On February 10 the Chinese and many other Asian peoples will celebrate the beginning of a new year on their ancient calendar.
Like the Israelites and many other ancient cultures, the Chinese use a lunar calendar based on the phases of the moon, with the dark new moon constituting the first day of the month. Since twelve lunar months is 11 days short of the solar year, there are 7 years with 13 Lunar months for each 12 years of 12 Lunar months, and this 19 year cycle keeps lunar and solar years in sync. Unlike other cultures which, like us, start our new year near the winter solstice in December or, like the ancient Israelites, near the spring equinox in March, the Chinese located their new year so that the winter solstice would be in the middle of their winter and the spring equinox in the middle of their spring. Thus, the second lunar month after the winter solstice begins their year.
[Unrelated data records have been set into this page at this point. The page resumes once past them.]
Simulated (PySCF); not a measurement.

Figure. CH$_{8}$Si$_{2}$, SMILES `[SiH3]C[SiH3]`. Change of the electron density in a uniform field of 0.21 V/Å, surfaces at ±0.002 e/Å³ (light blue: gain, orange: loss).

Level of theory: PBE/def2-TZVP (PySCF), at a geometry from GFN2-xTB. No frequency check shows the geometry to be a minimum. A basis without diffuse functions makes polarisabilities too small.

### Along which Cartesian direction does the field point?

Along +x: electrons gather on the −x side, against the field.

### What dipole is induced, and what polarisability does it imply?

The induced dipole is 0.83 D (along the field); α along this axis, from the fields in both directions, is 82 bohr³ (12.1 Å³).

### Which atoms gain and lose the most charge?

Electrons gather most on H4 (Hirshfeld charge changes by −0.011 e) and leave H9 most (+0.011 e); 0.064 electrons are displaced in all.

The Chinese new year says a lot about the Chinese, who have always wanted to maintain their distinctiveness. Thus, while their historical records trace back to the Middle East like all humans, they chose neither the Egyptian winter solstice not the Babylonian spring equinox to start their year. Their early writing bears some striking similarities to Egyptian hieroglyphs and Babylonian cuneiform, but has diverged significantly from western writing systems since. Their lunar zodiac has also diverged somewhat from ancient Middle Eastern Zodiacs, although about 75% of the Star Bible message remains intact. Their religious traditions of emperor worship and ancestor worship also reflect distinctive Chinese elements even though they trace back to Babylon.
The Chinese carried forward the knowledge of the Father God in the name of Shang Ti, “Emperor of Heaven”, which is linguistically equivalent to Hebrew “God Almighty” El Shaddai or Egyptian “Incomprehensible God” Shetai. Chinese pictographic writing preserves many elements of early Biblical history, as in the picture of “Ancestor” being made from pictures of “God”, “Two Persons”, and “Grounded”, (i.e. Adam and Eve) or the word “Boat” being composed of “Vessel”, “Eight”, and “Mouth” (i.e. the 8 on Noah’s Ark). Sadly, this ancient knowledge of God was lost as pagan religion and emperor worship took its distinctive Chinese course.
Today many Chinese Christians are unearthing their Godly heritage, which has been hidden for centuries, in such books as Faith of our Fathers by Chan Kei Thong. And the Chinese cultural desire for distinctiveness been turned back to its Godly purpose as it has produced a vibrant and distinctively Chinese church.
This Chinese new year let us pray for the distinctive Chinese Christian Church and the rediscovery of their ancient Godly heritage.